From 0a99c43de1fb0a056f183dd25506342ddfc2f7ef Mon Sep 17 00:00:00 2001
From: jakirkham <jakirkham@gmail.com>
Date: Mon, 7 Apr 2025 13:20:53 -0700
Subject: [PATCH 1/2] In `vlen`, define and use `const` `HEADER_LENGTH`

Previously `HEADER_LENGTH` was defined in `vlen`, but not as `const`. So
it could concievably be changed. While this didn't happen in practice,
it does mean the compiler needs to generate code to check and use this
value throughout.

However `HEADER_LENGTH` is intended to be `const`. So define it as such.
That way the compiler can generate more efficient code when using it.
Further define it in terms of the type whose size it references (namely
`uint32_t`). Also make sure that type is `cimport`ed for referencing.

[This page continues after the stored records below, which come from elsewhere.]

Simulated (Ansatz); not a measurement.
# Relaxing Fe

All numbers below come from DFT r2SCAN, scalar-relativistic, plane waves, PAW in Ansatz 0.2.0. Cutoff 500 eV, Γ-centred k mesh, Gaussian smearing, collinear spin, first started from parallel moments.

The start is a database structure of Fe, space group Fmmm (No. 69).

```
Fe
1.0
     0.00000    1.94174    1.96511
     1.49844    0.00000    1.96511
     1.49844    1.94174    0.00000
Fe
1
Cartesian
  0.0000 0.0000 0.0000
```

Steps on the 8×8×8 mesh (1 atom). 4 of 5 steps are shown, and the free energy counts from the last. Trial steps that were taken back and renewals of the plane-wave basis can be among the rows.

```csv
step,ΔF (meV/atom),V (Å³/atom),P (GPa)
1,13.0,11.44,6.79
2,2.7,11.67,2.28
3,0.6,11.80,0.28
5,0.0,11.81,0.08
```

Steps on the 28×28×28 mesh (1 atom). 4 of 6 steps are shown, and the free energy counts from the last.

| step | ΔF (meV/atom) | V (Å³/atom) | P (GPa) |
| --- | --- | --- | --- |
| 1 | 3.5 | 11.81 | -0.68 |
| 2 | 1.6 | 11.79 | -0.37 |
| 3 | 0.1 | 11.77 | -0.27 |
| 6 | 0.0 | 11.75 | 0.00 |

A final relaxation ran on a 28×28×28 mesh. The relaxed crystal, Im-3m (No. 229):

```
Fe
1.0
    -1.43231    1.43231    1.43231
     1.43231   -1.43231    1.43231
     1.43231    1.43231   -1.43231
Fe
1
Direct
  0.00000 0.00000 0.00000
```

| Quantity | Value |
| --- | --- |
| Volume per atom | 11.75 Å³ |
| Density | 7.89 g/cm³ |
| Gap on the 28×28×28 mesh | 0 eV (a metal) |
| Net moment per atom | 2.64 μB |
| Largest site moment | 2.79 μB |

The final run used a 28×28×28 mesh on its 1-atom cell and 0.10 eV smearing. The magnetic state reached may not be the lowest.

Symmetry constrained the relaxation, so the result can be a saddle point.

Finally consistently use `HEADER_LENGTH` when it applies throughout
`vlen`. Previously `HEADER_LENGTH` was sometimes used and in other
cases the value `4` was used. So consistently use `HEADER_LENGTH`
throughout for improved code clarity. Now that `HEADER_LENGTH` is marked
`const` this is equally efficient.
---
 numcodecs/vlen.pyx | 34 +++++++++++++++++++---------------
 1 file changed, 19 insertions(+), 15 deletions(-)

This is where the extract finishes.